On Monday 03 June 2013, Patryk Zawadzki wrote:
> Here's the ticket:
>
>
https://code.djangoproject.com/ticket/6785
>
> tl;dr: Calling .get() on a badly filtered queryset can result in lots
> of database rows being fetched and wrapped in Python objects for no
> gain.
>
tl;dr: There's a general, valuable optimization to be made here, but it should
be implemented at a lower level.
I have raised a related issue about a year and a half ago[0], thinking
(mistakenly) that it was mostly an Oracle issue. Ian Kelly had pointed me in
the right direction, but then life happened... The problem is that for all
single-row queries except aggregates, Django uses the same strategy as used in
get (and which you kept using in your patch): limit the query (usually)
properly, then fetch until no more records are retrieved (fetching in done in
chunks using fetchmany(), and not using fetchall()).
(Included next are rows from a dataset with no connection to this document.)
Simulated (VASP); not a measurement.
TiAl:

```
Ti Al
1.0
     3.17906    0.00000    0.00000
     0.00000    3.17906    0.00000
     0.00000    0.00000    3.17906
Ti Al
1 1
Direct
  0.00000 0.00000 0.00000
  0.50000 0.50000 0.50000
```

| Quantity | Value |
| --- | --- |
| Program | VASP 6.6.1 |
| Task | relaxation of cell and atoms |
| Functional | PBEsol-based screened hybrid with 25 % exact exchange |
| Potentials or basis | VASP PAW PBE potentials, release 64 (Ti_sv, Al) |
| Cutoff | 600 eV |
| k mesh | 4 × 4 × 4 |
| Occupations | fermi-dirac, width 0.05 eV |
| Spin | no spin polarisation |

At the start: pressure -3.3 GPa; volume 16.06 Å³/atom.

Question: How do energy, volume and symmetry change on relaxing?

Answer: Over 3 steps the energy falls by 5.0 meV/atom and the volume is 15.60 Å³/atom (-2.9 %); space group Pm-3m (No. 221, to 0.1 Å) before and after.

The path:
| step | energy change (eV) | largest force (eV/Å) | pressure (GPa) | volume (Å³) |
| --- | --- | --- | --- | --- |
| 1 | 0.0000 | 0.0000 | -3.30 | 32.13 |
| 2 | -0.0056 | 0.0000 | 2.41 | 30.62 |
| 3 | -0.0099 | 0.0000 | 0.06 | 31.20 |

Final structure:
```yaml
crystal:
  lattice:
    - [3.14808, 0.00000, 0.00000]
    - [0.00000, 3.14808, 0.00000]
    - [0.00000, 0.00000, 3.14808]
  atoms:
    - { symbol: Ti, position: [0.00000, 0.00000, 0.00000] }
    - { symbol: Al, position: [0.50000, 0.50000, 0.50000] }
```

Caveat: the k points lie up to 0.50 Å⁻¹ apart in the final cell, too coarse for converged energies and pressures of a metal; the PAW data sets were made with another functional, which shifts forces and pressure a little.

For single-row queries, this means two fetches; an unnecessary network
roundtrip, for each such query, unless the backend or underlying driver take
care to prevent it. On Oracle, at least, nobody does.
What we should do instead, in my opinion, is stop fetching as soon as a chunk
arrives that isn't full. This alone should reduce the number of network
accesses significantly on most Django projects.
While we're doing that, we could also define a new mode of sql execution (see
SQLCompiler.results_iter(), in django.db.models.sql.compiler): Next to the
current SINGLE (which uses fetchone()) and MULTI (the chunked loop described
above) we could have SINGLE_VERIFY, which always fetches a single chunk of
size 2. Make get() use that, and #6785 is fixed, while improving performance --
rather than hurting it on correct usage, like the proposed patch[1] does.
Assuming nobody raises objections, I intend to propose a patch along these
lines sometime in the coming weeks (it's one of a few things on my to-do
list), but I wouldn't mind at all if someone beat me to it.
Hope this helps,
Shai.
[0]
https://groups.google.com/d/msg/django-developers/SQ0Pltt_f0M/3ccQn0aauiEJ
[1]
https://github.com/django/django/pull/1139